Questioning the Criteria for Evaluating Non-Cryptographic Hash Functions

aappleby · 2025-02-15T06:12:30 1739599950

Hi, MurmurHash and SMHasher author here.

The author of the linked article seems to be missing a _bafflingly_ _large_ amount of context from the last decade of people writing and testing hash functions.

Hell, Murmur2 is deprecated - they should've done their test with Murmur3. And none of the other hashes invented since then have been mentioned.

Was this article actually written years and years ago and just republished with a new date?

ot · 2025-02-15T12:39:18 1739623158

The fact that they categorize FNV-1a as "Good all-rounder, decent speed and collision resistance" was an immediate red flag for me.

It does look like an article written more than 10 years ago.

tialaramex · 2025-02-15T13:50:08 1739627408

Certainly when I saw FNV-1 and FNV-1a called out separately I assumed we're going to see a point made about an early period in hashing and then in a paragraph or two we'll get "real" options.

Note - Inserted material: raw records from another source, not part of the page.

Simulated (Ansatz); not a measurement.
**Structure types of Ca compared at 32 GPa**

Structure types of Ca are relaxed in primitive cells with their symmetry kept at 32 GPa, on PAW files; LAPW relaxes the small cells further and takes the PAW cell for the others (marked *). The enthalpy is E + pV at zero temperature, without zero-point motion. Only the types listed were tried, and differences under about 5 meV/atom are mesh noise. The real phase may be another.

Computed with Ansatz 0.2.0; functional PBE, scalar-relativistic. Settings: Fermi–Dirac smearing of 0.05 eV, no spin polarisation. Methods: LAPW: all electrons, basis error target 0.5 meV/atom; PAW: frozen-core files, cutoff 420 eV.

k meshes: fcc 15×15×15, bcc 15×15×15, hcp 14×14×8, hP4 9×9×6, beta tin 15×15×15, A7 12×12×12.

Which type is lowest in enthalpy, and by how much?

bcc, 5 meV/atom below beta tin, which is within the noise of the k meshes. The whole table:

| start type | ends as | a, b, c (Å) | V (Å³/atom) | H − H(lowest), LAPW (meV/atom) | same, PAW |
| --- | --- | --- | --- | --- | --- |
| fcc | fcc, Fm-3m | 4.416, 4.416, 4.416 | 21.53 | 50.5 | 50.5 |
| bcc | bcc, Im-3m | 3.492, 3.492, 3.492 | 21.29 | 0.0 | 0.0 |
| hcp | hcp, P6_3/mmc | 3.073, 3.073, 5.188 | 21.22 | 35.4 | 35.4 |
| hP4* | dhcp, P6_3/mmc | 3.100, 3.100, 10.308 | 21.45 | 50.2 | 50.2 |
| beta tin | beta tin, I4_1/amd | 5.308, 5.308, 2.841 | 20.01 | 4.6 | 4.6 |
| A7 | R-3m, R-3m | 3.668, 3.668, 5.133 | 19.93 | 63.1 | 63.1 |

orlp · 2025-02-15T14:32:26 1739629946

I'm very confused by the article. It's missing about two decades of modern non-cryptographic general hash development, it completely fails to mention the field of universal hashing which created formal criteria for collision probability and produced provably correct constructs to achieve those criteria...

As a self-plug for a related topic, I think going forward we should also take into account HashDoS for non-cryptographic hash functions. All of the hashes mentioned in the article are vulnerable to this, see https://orlp.net/blog/breaking-hash-functions/ for some techniques.

wmf · 2025-02-15T03:30:36 1739590236

Seems weird not to mention the SMhasher test suite and the dozens of fast and high-quality hash functions that were created in recent years.

AlotOfReading · 2025-02-15T06:25:23 1739600723

The ubiquity of decent hashes also means that they're commonly used for situations where they're not wholly appropriate. I've frequently encountered non-cryptographic hashes being used for fixed sized integer maps or iterated.

Even non-cryptographic functions can benefit from the same kinds of threat modeling and carefully attention to selection criteria common in crypto. The risk for failing is that you end up with something as catastrophically flawed as boost's hash_combine [0].

[0] https://www.boost.org/doc/libs/1_70_0/doc/html/hash/referenc...

arthur2e5 · 2025-02-15T06:58:47 1739602727

on one hand i can see how it's going to break stuff (and I see they've changed it! []). on the other hand... mind talking a bit more about how it did break things?

[]: https://github.com/boostorg/container_hash/commit/40ec854466...

AlotOfReading · 2025-02-15T16:48:11 1739638091

Let's call the old combine function C. How long can you combine things C(C(C(C(a, b), c), d), e)... until you get a collision? Experimentally, it averaged around 2^14 iterations and I had examples with 7. The issue was that I found this code deep in the bowels of a system controlling heavy machinery such that a collision potentially meant life altering consequences for someone.

I wasn't aware boost had changed it, but the solution I settled on was essentially identical to what boost came to here. There's some further issues with that system in that the mixing functions aren't ideal for all bitlengths T. The way they're using it here is safe, but it annoyed me enough to devise a class of mixing functions with provably max length periods for all sizes T (at the cost of some mixing quality). Haven't published that crate yet because I'm not sure who else would want it.

tialaramex · 2025-02-15T02:31:00 1739586660

Quite early this says well, it would be easy to see what happens for the chain based hash tables and so, then it just doesn't talk about any other type.

This probably made the analysis easier, but if you don't use these archaic hash tables it is unclear how valuable these results are. Maybe I should go measure :/